The New York Times is unquestionably the best newspaper in the United States, certainly leagues better than my own local rag, the Washington Post. And yet, the amount of arrant nonsense that gets printed on its Op-Ed pages is pretty astounding. There's BoBo Brooks, Ross "Chunky Bobo" Douthat, Maureen Dowd, all of whom lower the level of national debate with their own peculiar combinations of intellectual dishonesty, superficial thinking, and personal sexual hangups. And then there is the bullshit artist supreme, Thomas Friedman, mangler of language, spouter of his own self-promoting jargon, and a truly mediocre thinker who has somehow been led to believe he is a sage of some kind.
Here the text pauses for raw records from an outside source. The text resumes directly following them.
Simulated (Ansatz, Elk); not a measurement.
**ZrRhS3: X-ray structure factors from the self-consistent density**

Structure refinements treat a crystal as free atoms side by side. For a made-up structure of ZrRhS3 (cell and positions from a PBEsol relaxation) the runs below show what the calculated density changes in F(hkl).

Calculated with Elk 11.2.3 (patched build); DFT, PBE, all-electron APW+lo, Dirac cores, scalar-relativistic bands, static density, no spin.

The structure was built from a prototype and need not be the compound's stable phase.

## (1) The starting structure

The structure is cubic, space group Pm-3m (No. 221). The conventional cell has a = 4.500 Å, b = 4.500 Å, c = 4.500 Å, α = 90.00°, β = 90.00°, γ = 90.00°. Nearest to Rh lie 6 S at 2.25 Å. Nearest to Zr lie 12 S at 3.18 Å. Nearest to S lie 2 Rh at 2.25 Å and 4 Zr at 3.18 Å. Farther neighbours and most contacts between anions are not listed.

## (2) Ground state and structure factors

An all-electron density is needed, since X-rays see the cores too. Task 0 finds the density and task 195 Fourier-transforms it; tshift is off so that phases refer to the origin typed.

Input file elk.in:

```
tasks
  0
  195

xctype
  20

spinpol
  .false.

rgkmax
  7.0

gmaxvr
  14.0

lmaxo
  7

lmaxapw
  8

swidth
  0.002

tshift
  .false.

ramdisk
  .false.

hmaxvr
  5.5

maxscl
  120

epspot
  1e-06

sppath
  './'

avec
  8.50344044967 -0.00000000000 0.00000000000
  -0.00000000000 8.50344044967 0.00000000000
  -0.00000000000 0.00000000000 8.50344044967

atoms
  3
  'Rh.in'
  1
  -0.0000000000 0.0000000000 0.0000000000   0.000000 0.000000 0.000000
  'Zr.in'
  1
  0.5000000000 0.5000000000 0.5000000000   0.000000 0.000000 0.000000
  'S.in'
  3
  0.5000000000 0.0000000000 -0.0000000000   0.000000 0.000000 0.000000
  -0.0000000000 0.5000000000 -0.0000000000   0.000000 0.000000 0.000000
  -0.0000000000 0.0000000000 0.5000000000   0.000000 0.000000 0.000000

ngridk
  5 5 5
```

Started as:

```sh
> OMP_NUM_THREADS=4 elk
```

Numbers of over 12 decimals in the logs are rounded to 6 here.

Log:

I will have to deal with his most recent crap fest in my next post, but am still fuming over this bit of nonsense from last Tuesday, entitled "The Start Up of You." The premise of the article is that our "kids will not so much have to find their next job as to invent their next job." They are going to all have to be "entrepreneurs" about their careers and we are told that "for entrepreneurs it's differentiate or die -- that now goes for all of us." Friedman cites to the accumulated wisdom of some of the driving forces behind recent Silicon Valley ephemera like Groupon, Linked-in, Zynga, and Twitter, as though those companies really suggest the model by which a country of over 300 million people are going to live their lives.
This seems really obvious, but sometimes the obvious needs to be said. The vast majority of people in this country are not going to be working in Silicon Valley or like enterprises. They are going to continue doing the jobs that have been staples of the economy for a long time -- nurses, teachers, health care aids, building tradesman, truck drivers, firefighters, cops, sanitation workers, hair dressers, grocery store clerks, etc. These people don't need to differentiate themselves -- they need to be paid a fucking living wage by a society that credits them with some human worth. The notion that people want to -- or will be able to -- continuously reinvent themselves as workers is just nonsensical. It devalues the concept of experience, it belittles the value of stability in people's lives, and it is, ultimately, a way to glamorize what in fact is an ugly world view of perpetual worker vulnerability and lack of value in a world in which free floating capital continuously undermines any hope that the vast majority will experience anything like a decent and secure life.
Friedman has no sense whatsoever of the implications of the world that he is endorsing. Moreover, his technological triumphalism strikes me as absurd for someone who lived through the late 90s tech bubble that brought us AOL and Pets.com. The durability and economic viability of these social networking sites strikes me as dubious in the extreme.
I read Charles Blow's column today, talking about what actually people in the country do for a living, to be an implicit rebuff to Friedman. Yeah, Blow lays on the ordinary Americans working hard in the deep South bit a little thick, but the overall message is quite clear -- jobs are expanding in lots of low wage, hard laboring kind of work, a hug quantity of which takes no advanced degrees or fancy entrepreneurial spirit. I note that among these jobs, there are a couple -- registered nurses and carpenters among them -- that are listed as high wage. But these jobs are high wage jobs largely because of unionization -- yes, the people who ply these trades have undeniable skills, but in the end it is collective bargaining that has made them reasonably lucrative careers for people -- not "branding" or "differentiating" or entrepreneurial this or that, but good old fashioned trade unionism.
If the United States is going to flourish, we need to somehow assure that all who work and contribute in these unglamorous, but highly necessary jobs (really think about the value of the home health aid versus some clown who allows you to get coupons online), can make a decent wage with health care coverage and an adequate retirement so that they too can share, however modestly, in the bounty of the world's richest country.